Search code examples
cgccreturnmemory-addressgcc-extensions

GCC - modify where execution continues after function return


Is it possible to do something like this in GCC?

void foo() {
    if (something()) returnSomewhereElse;
    else return;
}

void bar() {
    foo();
    return; // something failed, no point of continuing
    somewhereElse:
    // execution resumes here if something succeeds
    // ...
}
  • can this be achieved in a portable way, using C and GCC extensions, without using platform specific assembly?
  • the stack state will not change between the normal and altered return points, so is it possible to reuse the code that restores the stack and registers state from the regular return?
  • considering that the function may or may not be inlined, if called it must alter the return address, if inlined it must only alter the code path but not the current function return address, as that would break the code
  • the alternate return point does not need to be a label, but I am hoping GCC's address of label extension can come in handy in this situation

Just to clarify the intent - it is about error handling. This example is a minimal one, just to illustrate things. I intend to use that in a much deeper context, to stop execution if an error occurs. I also assume the state doesn't change, which I may be wrong about, because there are no extra local variables added between the two return points, so I was hoping the code generated by the compiler to do that on foo's return can be reused for that and save the overhead of using longjmp, setting and passing the jump buffers.

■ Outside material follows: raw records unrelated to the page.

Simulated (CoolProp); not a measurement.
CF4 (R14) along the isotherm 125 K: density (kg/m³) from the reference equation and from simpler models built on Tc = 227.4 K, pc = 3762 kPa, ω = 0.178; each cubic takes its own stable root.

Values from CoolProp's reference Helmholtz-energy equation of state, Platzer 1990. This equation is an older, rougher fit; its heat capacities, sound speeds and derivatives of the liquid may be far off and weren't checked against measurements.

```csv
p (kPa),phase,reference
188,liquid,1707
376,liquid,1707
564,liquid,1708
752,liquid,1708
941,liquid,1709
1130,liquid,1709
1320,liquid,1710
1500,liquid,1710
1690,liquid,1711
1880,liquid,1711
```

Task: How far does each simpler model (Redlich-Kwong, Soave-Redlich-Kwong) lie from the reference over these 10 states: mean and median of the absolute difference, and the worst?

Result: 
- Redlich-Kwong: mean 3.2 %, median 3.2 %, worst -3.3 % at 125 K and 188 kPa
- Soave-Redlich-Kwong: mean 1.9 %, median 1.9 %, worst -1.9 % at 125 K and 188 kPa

The example "does make sense" because its intent is to show what I want to achieve, not why and how it would make sense in actual code.

Why is your idea simpler of better then simply returning a value from foo() and having bar() either return or execute somewhereElse: conditionally?

It is not simpler, and what you suggest is not applicable in practice, only in the context of a trivial example, but it is better because:

1 - it doesn't involve an additional returning of a value

2 - it doesn't involve an additional checking of a value

3 - it doesn't involve an additional jump

I am probably incorrectly assuming the goal should be clear at this point, and after all the clarifications and explanations. The idea is to provide an "escape code path" from a deep call chain without any additional overhead. By reusing the code the compiler has generated to restore the state of the previous call frame and simply modify the instruction at which execution resumes after the function returns. Success skips the "escape code path", the first error that occurs enters it.

if (failure) return; // right into the escape code path
else {
    doMagickHere(); // to skip the escape code path
    return; // skip over the escape code path
}

//...
void bar() {
    some locals;
    foo();
    // enter escape code path here on foo failure so
    destroy(&locals); // cleanup
    return; // and we are done
    skipEscapeCodePath: // resume on foo success
    // escape path was skipped so locals are still valid
}

As for the claims made by Basile Starynkevitch that longjmp is "efficient" and that "Even a billion longjmp remains reasonable" - sizeof(jmp_buf) gives me a hefty 156 bytes, which is apparently the space needed to save pretty much all registers and a bunch of other stuff, so it can later be restored. Those are a lot of operations, and doing that a billion times is far, far outside of my personal understandings of "efficient" and "reasonable". I mean a billion jump buffers themselves are over 145 GIGABYTES of memory alone, and then there is the CPU time overhead as well. Not a whole lot of systems out there which can even afford that kind of "reasonable".


Solution

  • After giving it some extra thought, it is not as simple as it initially appeared. There is one thing that prevents it from working - the code of functions is not context aware - there is no way of knowing the frame it was invoked in, and that has two implications:

    1 - modifying the instruction pointer if not portable is easy enough, as every implementation defines a consistent place for it, it is usually the first thing on the stack, however modifying its value to skip the escape trap will also skip the code which restores the previous frame state, since that code is there, not in the current frame - it can't perform state restoration since it has no information of it, the remedy for that, if an extra check and jump are to be omitted is to duplicate the state restoring code in both locations, unfortunately, this can only be done in assembly

    2 - the amount of instructions which need to be skipped is unknown too, and depends on which is the previous stack frame, depending on the number of locals that need destruction it will vary, it will not be a uniform value, the remedy for that would be to push both the error and success instruction pointers on the stack when the function is invoked, so it can restore one or the other depending on whether an error occurs or not. Unfortunately, that too can only be done in assembly.

    Seems that such a scheme can only be implemented on level compiler, demanding its own calling convention, which pushes two return locations and inserts state restoration code at both. And the potential savings from this approach hardly merit the effort to write a compiler.